Monday, April 27, 2020

Trains 2

It’s 3:42 AM and I hear a train whistle. The train is passing through my small city. I really enjoy hearing train whistles, and even hearing the steel wheels cruising the rails. I grew up traveling on trains. My mother told me this story: When I was a baby, she went to the bathroom on the train, and she laid me on the toilet adjacent to her toilet stall, and of course the next thing that happened was I rolled off the toilet seat onto the train car’s floor. BAM!

A few years after that, I was at the nearby train station waiting for the Silver Meteor to arrive. It roared into Union Station and came to a stop. The conductors lowered the metal boarding steps and I climbed onto the train car. The first thing I saw was a drinking fountain. I call it a fountain for lack of a better name, but it was one of those things where you hold a paper cup under a spout and you push a button to get water.

I rode the Silver Meteor to and from Florida many times. Half of my family lived in Florida (my dad’s half). I was born there. So we visited by train, because driving there was a two day trip. (This was before the Interstates were built.) The last time I drove to Florida from my home in Virginia took about 12 hours each way on the Interstate, and I drove at 85 mph. Everyone was driving at that speed. I was just keeping up with the traffic.

I can recall walking between the train cars. There was a metal plate that covered the coupling mechanism. Cold air blasted through the space between train cars. I could smell diesel fumes from the engine. It was wonderful. Maybe not for a grown-up, but for a kid, yeah, it was wonderful.

One time when we were making the trip back to Virginia, the train broke in half. A coupling between two cars had failed. I was in the train half with the engine. We stopped and began to go into reverse. We had to back up quite a way in order to reach the rear half of the train. It took a while but we linked up and continued our journey.

I remember well the steam locomotives. I recall standing in my front yard and watching a train pulled by a steam locomotive passing over a trestle above my street. It was night and all the wheels of the train were outlined in bright circles of fire. The train had its brakes on. It was a freight train, and it takes a while to stop a long freight train. You might ask, if the brakes produce so much fiery sparks, isn’t that dangerous? Couldn’t it start a fire? Yes, it could. When my mother was a child, she and her parents lived in a rented farmhouse. One day a train came past and started a grass fire that ended up burning down her home. Her family lost everything they owned. Did it cost the railroad company money? No way. There was a time when the railroad was king. My mother’s family found another place to live and started over. Such is life.
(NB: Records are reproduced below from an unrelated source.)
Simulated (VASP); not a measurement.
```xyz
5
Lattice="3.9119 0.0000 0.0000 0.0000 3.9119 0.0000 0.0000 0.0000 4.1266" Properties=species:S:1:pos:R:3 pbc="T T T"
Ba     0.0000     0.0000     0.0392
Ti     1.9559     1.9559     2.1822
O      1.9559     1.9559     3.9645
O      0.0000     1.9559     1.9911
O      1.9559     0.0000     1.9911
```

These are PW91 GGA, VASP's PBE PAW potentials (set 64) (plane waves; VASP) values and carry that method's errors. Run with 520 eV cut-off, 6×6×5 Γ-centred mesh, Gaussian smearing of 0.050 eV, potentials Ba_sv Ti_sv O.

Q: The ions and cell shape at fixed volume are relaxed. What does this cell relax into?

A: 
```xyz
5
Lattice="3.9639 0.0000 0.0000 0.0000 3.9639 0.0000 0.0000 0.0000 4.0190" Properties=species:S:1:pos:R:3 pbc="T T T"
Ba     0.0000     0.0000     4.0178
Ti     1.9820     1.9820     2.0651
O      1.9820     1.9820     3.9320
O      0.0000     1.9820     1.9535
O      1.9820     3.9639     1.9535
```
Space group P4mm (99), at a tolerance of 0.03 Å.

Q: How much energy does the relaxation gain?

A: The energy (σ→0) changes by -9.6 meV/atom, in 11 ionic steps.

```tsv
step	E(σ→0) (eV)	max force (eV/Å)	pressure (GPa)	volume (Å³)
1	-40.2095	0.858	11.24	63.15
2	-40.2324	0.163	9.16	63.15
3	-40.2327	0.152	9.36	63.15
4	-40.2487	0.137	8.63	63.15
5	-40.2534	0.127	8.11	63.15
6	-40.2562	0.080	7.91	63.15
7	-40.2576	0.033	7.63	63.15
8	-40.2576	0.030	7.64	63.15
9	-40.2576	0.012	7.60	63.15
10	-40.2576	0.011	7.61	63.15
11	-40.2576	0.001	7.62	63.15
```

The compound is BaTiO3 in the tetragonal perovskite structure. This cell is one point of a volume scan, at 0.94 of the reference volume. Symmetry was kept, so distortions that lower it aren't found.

But diesel-electrics have their own charm. Not like in the days of yore, when trains had a dining car and a club car (a.k.a. lounge car) where you could purchase liquor. The last train I rode had a dome car. A dome car is a train car with a glass dome where passengers can sit above the train and see in all directions. It was nice.

People who have never ridden a passenger train have missed an experience that is impossible to fully describe and will never return. I know kids will say, “Poor geezer, he’ll never know the fun of using TikTok.” And they’re right.

1 comment:

Anonymous said...

I love trains and have enjoyed riding many times --

Your tale was excellent and what a great memory !!